The two giants are seemingly in their fighting prime and claim ownership to every major recognized world title.  When the two men finally meet in the center of the of the ring, it will be the purging of everything to most interested boxing observers.
Although the current WBC and Ring Magazine heavyweight champion truly believes he can't lose, Fury will not be convinced that Joshua will have proven himself to be the best heavyweight on the planet in the event that he is somehow victorious in July.  
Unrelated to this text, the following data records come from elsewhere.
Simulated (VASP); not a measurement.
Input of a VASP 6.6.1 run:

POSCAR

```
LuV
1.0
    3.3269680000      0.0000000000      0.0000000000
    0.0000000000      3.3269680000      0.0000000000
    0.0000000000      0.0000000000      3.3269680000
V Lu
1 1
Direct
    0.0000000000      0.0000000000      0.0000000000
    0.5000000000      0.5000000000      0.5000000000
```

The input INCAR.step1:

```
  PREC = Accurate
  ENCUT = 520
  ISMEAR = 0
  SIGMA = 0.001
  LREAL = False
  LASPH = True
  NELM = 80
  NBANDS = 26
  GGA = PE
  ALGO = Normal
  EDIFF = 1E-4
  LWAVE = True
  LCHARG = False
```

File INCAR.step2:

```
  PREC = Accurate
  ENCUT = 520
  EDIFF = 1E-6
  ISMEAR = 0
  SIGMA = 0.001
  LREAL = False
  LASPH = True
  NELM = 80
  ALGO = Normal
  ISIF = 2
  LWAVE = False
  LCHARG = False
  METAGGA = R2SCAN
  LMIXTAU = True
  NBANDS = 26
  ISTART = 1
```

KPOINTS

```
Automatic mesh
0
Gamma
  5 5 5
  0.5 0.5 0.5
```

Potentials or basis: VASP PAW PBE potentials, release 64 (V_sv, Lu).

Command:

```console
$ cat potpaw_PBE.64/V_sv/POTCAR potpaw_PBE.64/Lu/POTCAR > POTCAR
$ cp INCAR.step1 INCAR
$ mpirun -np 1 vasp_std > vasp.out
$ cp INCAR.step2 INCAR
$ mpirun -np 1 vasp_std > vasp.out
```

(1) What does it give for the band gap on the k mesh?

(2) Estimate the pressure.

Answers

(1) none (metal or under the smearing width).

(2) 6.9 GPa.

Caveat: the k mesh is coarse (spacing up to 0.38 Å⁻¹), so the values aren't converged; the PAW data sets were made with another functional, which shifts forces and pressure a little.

"Because he hasn't beaten anybody, yet," Tyson told Behind the Gloves on Sunday.  "To be the best of our era, he had to beat Klitschko, which he did.  Then he has to beat me, and he also has to beat Deontay Wilder."
"When I win this fight, I will be the best of this era, bar none.  I will have beaten everybody...Klitschko, Wilder and Joshua; the three top champions of my era, and I will have beaten them all."
"AJ has to beat Wilder still to be able to say he's the best, because he's not.  He ain't going to beat me, and I don't think he'd beat Wilder either."
Despite arguably losing 17 of the 19 rounds Fury and Wilder shared together, the Gypsy King genuinely believes the former WBC champ is still the second best heavyweight on the planet.
"I don't like Wilder...I don't like what he's said and what he's done.  But as a boxing fan and as a man, I just don't think he can beat Deontay Wilder.  I don't think any of them can."
"LIke I say, I have no love for Wilder at all.  I think he's a piece of s***.  I think he's a big dosser.  I just don't think any of the other heavyweights can beat Deontay Wilder.  There's only one man who could beat him, and that's me.  I honestly think he annihilates the rest of them.  That's the truth...I'd put heavy money on that as well, and I'm not a betting man.  But I'd bet heavy money on Wilder knocking them all out."
While the 32 year old WBC champion does respect his former foe's attributes in the ring, Tyson refuses to put any of Wilder's shocking accusations in the rear view and still has strong feelings about Deontay's unsettling public statements.
"It's one of those things," Tyson revealed to Behind the Gloves.  "It's hurtful, resentful stuff that he's been saying.  It's not sportsmanlike conduct, and it's not something that I'd say about someone without concrete evidence."
"To have a victory taken away from you or tarnished with dirt like that is disrespectful and dishonorable.  As a champion and as a warrior, he's let himself down.  Because he couldn't accept defeat as a real champion would, or as a real man of honor would, he's had to make a million excuses; and then go beyond that and accuse me of cheating, which has sort of belittled my victory over him."
After their second meeting in February of 2020, the seemingly broken heavyweight began his campaign of excuses, citing a heavy costume, poisoned water, loaded gloves and other absurd reasons for the ostensive one-sided loss.
"Not just accused me of cheating, but the Nevada State Athletic Commission, and everyone involved.  So we're all in a conspiracy apparently against Deontay Wilder.  It's absolutely ridiculous.  Like I said, it's hurtful, it's resentful, it's disrespectful and it's dishonorable.  As a man, a champion and a fighting warrior, he's let himself down, he's let his fans down, and let his family name down, I'd say."
"Because he can't accept defeat, he's got to accuse an athlete who did nothing wrong.  I trained my guts out for months on end, and put it all on the line, facing the biggest puncher in heavyweight history and stood toe-to-toe with the mother-******, and knocked him out...beat him!"
"Upsetting really, to say the least.  It's not something I would ever say.  If I got beaten by somebody, I'd say, 'fair play, mate, you're a good man'."
If Anthony Joshua is able to pull off the mild upset in July, it will be interesting to see how Tyson Fury handles what will be his first professional defeat.  
But that's a massive "if".  Let's hope fight fans eventually find out this summer.